Day 74: Wednesday, July 17
/Cowboying on timber company land (PCT mi 1332.5), walked 30.0 miles today
It was almost cold last night and extracting myself from the sleeping bag was not easy at 7am. Showing great fortitude, I made it out anyway and was hiking by 7:45. Caught up to Banana Ripper, Songbird and Robin Hood basically all at once after an hour or so and told them about yesterday's misadventures. Walked on and off with some of them for awhile, left the couple behind for good when they got to a dirt road where Songbird's mom, having driven from Massachusetts, was supposed to meet them and take them into Chester for a few days off. But the mom wasn't there and there was no cell reception, so all they could do was wait.
My legs were leaden all afternoon and I'm not sure why; my mileage hasn't been crazy lately and I'm eating enough, and those are usually the two problem-causers. Staggered through it all anyhow; the terrain wasn't very hard, though the water sources were all 10-15 miles apart and one of them was .4 miles off-trail straight downhill so I ended up doing a lot of extra work and weight-carrying. Was alone all afternoon and evening, Robin Hood's probably just ahead of me somewhere, he might have made the next 2.5 miles to the highway, which I'm saving for the morning.

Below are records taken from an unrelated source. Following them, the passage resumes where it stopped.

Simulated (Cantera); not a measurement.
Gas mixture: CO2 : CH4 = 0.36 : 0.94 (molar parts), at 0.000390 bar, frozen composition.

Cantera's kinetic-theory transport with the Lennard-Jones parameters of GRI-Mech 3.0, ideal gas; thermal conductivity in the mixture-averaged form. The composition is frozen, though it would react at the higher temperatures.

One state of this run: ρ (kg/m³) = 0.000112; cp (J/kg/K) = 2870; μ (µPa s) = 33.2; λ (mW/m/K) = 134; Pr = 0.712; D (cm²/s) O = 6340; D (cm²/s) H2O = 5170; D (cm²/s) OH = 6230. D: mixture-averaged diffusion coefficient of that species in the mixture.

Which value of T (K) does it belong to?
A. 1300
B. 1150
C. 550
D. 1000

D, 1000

At about 6:30 pm, made it to the halfway monument, which Halfmile points out on his maps is 3 miles short of what he's measured as the current midpoint. At any rate, there was a register there, which I signed with a relevant SpongeBob quote, then I ate a celebratory Mounds bar. See, I haven't changed since middle school. I remember when Perro and I walked up to the halfway monument on the AT, there was a family there day-hiking, and they had a wretched little ADHD creep of a child named Hudson who was running around, interfering with our pictures, and generally not giving us a chance to soak in the moment at all. We were gone after 5 minutes. At least I had some peace this time around. The only hope I have for the second half of the PCT is that my body stays intact, which it failed to on the AT. I have a feeling I will keep enjoying the trail immensely, and it'll just fly by, if I just hold up physically.
Tomorrow I'm probably going into Chester in the morning just to grab a meal and a few extra groceries, then I've got to get back out and keep moving, 45 miles in about the next 44 hours.